Some feedback on the OCR accuracy - for me a key concern to persuade me to make DT my ‘trusted’ source is the accuracy of being able to find what’s in the documents I hold in the database. So I tested the OCR accuracy. There’s a pretty wide divergence.
METHOD - I imported/ocrd the same pdf document in 3 programs (DTP 1.5, DTP2 Beta and Adobe Acrobat) at various different settings and compared the results. The document was in Spanish.
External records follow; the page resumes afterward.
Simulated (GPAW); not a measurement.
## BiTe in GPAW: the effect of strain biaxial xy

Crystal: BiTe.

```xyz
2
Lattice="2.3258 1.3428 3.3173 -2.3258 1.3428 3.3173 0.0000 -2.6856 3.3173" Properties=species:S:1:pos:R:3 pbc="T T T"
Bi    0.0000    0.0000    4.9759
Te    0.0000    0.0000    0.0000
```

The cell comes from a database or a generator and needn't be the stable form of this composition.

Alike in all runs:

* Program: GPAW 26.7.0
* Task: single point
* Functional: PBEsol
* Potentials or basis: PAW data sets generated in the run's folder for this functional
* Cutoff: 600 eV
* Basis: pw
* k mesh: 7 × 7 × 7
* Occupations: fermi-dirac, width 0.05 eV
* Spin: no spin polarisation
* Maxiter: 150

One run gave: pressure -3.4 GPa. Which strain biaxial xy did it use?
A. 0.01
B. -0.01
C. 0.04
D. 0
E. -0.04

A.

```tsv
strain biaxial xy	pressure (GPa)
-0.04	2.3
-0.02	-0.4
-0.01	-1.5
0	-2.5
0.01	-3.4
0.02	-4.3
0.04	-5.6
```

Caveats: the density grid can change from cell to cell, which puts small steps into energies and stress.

RESULTS - Each method produced a different word count. DTP2 produced less nonsense words but missed some significant blocks of text and numbers
Here are the word counts - Acrobat 714 Words (some nonsense), DTP1.5 727 Words (some nonsense, all numbers accurate), DTP2 626 Words (no nonsense but text, numbers and dates missing).
Examples -
Here’s a screenshot from the DTP1.5 import. Scroll all the way to the left of the image to see the Word list and Word counts. The number ‘160’ is in the document and correctly identified in the word list. There are also some obvious nonsense words in the word list -
DTPnonbeta.tiff (319 KB)
And here’s the result from the DTP2b3 import. Again scroll to the left to see the Word count info. The number ‘160’ is nowhere to be found in the word list. There are 100 fewer words, admittedly some are nonsense words but much text, dates and numbers is missing. There are no nonsense words probably because the word list is checked against a dictionary.
DTP2Beta.tiff (355 KB)
The bottom line is that Acrobat and DTP1.5 give more data, albeit requiring some further analysis, and DTP2 loses significant amounts of data.
Something needs to be done to improve the inclusiveness of DTP2 OCR or at the very least give an indication of what is missing.